How Much Do We Throw Away?

Imagine carrying a trash bag around with you for a single day and collect everything you throw away.  The average people will throw away is a surprising 5lbs per person.  This includes paper, metal, plastic and other materials daily.  Over a lifetime a person will throw away approximately 50 tons! For the country as a whole, this amounts to about 1 billion pounds of solid waste every day.  What is the composition of a normal household’s trash you say?
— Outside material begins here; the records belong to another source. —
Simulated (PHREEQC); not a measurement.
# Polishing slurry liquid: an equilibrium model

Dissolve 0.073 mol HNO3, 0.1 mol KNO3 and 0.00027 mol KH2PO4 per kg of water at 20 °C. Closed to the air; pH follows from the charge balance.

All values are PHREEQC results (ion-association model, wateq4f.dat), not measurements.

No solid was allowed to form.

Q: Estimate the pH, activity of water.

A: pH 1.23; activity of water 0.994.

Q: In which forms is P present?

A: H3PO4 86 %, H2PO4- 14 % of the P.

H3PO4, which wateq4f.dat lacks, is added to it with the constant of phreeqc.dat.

  • 50% paper!  Time to recycle if your not!
  • 13% yard waste
  • 10% metal
  • 7% glass
  • 7% plastic
  • 3% food waste
  • 10% other

The United States is a disposable society and we consume more products than virtually any other nation.  Many of these products are throw away.  The most familiar case is fast food, swerved with cardboard, plastic, and Styrofoam containers that we discard within minutes.    Think about the way we package simple fishhook?  It is in an elaborate package and .what happens to that package when it is purchased?  Is the marketing of a simple fishook package worth it?

What about societies creation of items designed to be thrown away?  Think about disposable cameras, pens, razors, flashlights and even batteries.  Other products from light bulbs to automobiles are designed to have limited useful life and then become unwanted junk.

The average person in the United States consumes 50 times more steel, 170 times more newspaper, 250 times more gasoline, and 300 times more plastic each year than the typical person in India.  This high level of consumption means that we in the United States not only use a disproportionate share of the plant’s resources but also generate most of the world’s refuse.

We like to say that we “throw things away” but 80% of our solid waste is not burned or recycled and never “goes away”.  It ends up in landfills!  The EPA has identified 30,000 dump sites across the United States containing hazardous materials that are polluting water both above and below grounds.  Tens of millions of tires, diapers, and other items that we bury in landfills each year do not decompose and will be an unwelcome legacy for future generations.